It was hardly a surprise to hear longtime former middleweight champion Anderson Silva hint at retirement after his decision win over Nick Diaz in the main event of last night’s (Sat., January 31, 2015) UFC 183 from the MGM Grand in Las Vegas, Nevada.
After all, the 39-year-old “Spider” had just come back off of a devastating leg injury that kept him out of the cage for just over 13 months, and with the UFC record for most consecutive title defenses still intact, the all-time great just doesn’t have anything more to prove.
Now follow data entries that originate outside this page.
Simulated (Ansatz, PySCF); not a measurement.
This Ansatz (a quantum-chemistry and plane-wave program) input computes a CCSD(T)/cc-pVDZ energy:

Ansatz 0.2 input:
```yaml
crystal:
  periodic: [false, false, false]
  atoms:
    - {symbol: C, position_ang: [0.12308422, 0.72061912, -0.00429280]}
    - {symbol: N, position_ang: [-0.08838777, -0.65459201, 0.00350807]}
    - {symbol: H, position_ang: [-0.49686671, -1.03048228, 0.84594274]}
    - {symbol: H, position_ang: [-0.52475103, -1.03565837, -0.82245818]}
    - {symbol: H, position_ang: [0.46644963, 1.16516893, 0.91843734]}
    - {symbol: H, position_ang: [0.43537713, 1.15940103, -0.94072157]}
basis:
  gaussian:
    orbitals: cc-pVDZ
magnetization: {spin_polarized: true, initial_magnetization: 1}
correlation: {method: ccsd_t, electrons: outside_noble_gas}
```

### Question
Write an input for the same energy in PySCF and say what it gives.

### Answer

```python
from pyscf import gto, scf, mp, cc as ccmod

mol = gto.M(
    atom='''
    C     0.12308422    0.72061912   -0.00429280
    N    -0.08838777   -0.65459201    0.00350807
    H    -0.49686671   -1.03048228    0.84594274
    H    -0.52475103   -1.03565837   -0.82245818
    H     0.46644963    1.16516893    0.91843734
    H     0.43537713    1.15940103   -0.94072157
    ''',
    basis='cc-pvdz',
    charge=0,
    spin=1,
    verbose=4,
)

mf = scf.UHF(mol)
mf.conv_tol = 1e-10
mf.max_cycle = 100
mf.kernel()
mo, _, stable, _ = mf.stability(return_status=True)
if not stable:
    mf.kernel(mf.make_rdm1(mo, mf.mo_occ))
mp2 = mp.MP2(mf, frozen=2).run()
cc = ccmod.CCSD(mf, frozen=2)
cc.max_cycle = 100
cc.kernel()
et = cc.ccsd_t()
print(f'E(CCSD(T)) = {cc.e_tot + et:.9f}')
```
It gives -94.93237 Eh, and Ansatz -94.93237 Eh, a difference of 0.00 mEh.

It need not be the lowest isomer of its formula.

He said he would have to talk over his fighting future with his family, but UFC President Dana White isn’t buying any of that. Speaking to the UFC on FOX broadcast team, White said that we couldn’t forget that Silva often says one thing and does another. Because of that, he doesn’t believe the ultra-competitive “Spider” is actually done for good:
“Every time Anderson talks publicly whether it is to the press or whatever, you always walk away going ‘what just happened? Did he just retire?’ He said he is not going to do this and he is not going to do that. Anderson Silva is a competitor. I think he wanted to come into tonight, get over the — I mean, you guys know better than anybody knows — when you are coming off an injury you always feel a little, you know. This guy broke his shin in half. That is a serious injury to come back from. This isn’t basketball, this isn’t baseball, this is combat sports where you go in and have full contact with another human being. And you know, Anderson made it five rounds tonight.”
White may have a good point, yet it genuinely felt like Silva was seriously considering retirement as he spoke with Joe Rogan in the Octagon directly following his win. Still, although Diaz is nowhere near the level of the truly elite middleweights that populate the division’s Top 5 rankings, “The Spider” thoroughly outstruck him, making the left of side of his face and body a bloody and battered mess from repeated precision shots.
True, they may not have been as accurate, fast, or powerful, as they once were, but Silva may have also been fighting a bit tentative to make sure he got that first win under his belt as White insinuated.
If he does continue fighting, he’s going to have a tough time with contenders like Jacare Souza, Lyoto Machida, Luke Rockhold, and Yoel Romero; let alone his kryptonite in champion Chris Weidman, and he just doesn’t have time to work his way back up the rankings.
He may not have the desire either, and this point, we just couldn’t blame him.